But I really think that people who live in this area also have a tremendous sense of curiosity. But you have to take them on a journey. So share with them an evening that makes sense to them. We did a program that involves Brahms' symphony. Actually we have a whole concert of Brahms' coming up, but i paired that with beatboxing and it's something about the beatboxing that opens up very similar to the Brahms opening. So when you listen to them together and last season, we really wanted to connect with the Jewish community so we actually had a piece that had 10 shofars. Shofars are a very traditional instrument often used for high holidays in the Jewish community, and that piece also had a bagpipe, a hyper-accordion, a comanche - a very traditional instrument - and a classical clarinet. So for me, it's really about a journey and how we engage with the community.
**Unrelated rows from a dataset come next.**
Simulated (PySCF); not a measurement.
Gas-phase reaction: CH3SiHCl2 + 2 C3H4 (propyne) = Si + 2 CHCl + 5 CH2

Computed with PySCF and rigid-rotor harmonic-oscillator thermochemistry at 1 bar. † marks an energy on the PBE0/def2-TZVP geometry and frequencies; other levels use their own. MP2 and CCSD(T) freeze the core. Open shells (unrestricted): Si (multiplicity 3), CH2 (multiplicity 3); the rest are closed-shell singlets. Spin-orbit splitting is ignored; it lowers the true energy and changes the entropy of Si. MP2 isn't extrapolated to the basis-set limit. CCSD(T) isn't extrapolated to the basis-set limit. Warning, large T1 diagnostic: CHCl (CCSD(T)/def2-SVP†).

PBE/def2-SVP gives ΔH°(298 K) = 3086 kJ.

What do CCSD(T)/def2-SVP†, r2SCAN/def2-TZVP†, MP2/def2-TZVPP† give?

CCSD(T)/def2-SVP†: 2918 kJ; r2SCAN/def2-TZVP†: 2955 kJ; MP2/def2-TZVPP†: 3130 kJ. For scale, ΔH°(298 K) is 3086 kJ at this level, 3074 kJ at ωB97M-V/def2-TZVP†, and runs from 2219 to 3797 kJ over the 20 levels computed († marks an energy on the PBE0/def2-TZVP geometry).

"I really think that people who live in this area also have a tremendous sense of curiosity. But you have to take them on a journey. So share with them an evening that makes sense to them."
How do you go about building out and selecting those pieces because that seems so intense. I would love to go out and try the best dishes in Hartford and make music around that cause that sounds amazing, but even getting embedded in the community that way, what's your process like in terms of discovery?
I think i start by thinking about all the people I'm serving and as a Music Director, I'm thinking about serving my audience and I'm thinking about serving the musicians. I'm thinking about serving the community. I'm constantly gathering. What do we need as a community and how do I create and curate a season that tries to serve as many people as possible while staying true to our mission.
I know in the beginning, we were talking about master work versus the pops. It's interesting because last night, I was listening to the Young Musicians Foundation has something called 'Yeethoven', where they mixed six Kanye West songs and six Beethoven songs into a two-hour concert. Amazing.
Did you hear the whole thing?
No, I haven't heard the whole thing yet. Just snippets.
What I've heard sounds amazing. I'm a huge Kanye fan so it makes a lot sense to me. I'm interested because I know you do some of this in pops but in the next three to five years, what are the ways you can bring outside influences or more outside influences of popular culture into your music? And also what are you listening to?
Oh gosh, I listen to all sorts of things. Let's see what's on my iPod right now, I have Nightwish. It's a symphonic metal band. There's this french rapper called Stromae. He has fantastic stuff. I also listen to sort of the hip popular Japanese guitar. There's a group called Itchigani. So my range of things that I like to listen to are very wide [laughs]. Gosh, I wish I could show you my Spotify list and what I listen to. I just like a lot of different music, and I'm always thinking about how we can figure out ways to stay true to what some of our audience likes but also pushing the boundary constantly. Lin Zerling, Piano Guys - they're kind of like right in between. 2Cellos. And our concert, you can really start to see some of it depending on what concert you go. Our December concert, for example, we're doing music by Mozart, which is what a lot of our audience loves. In the middle, I'm throwing in a piece - a concerto - for violin and electric guitar.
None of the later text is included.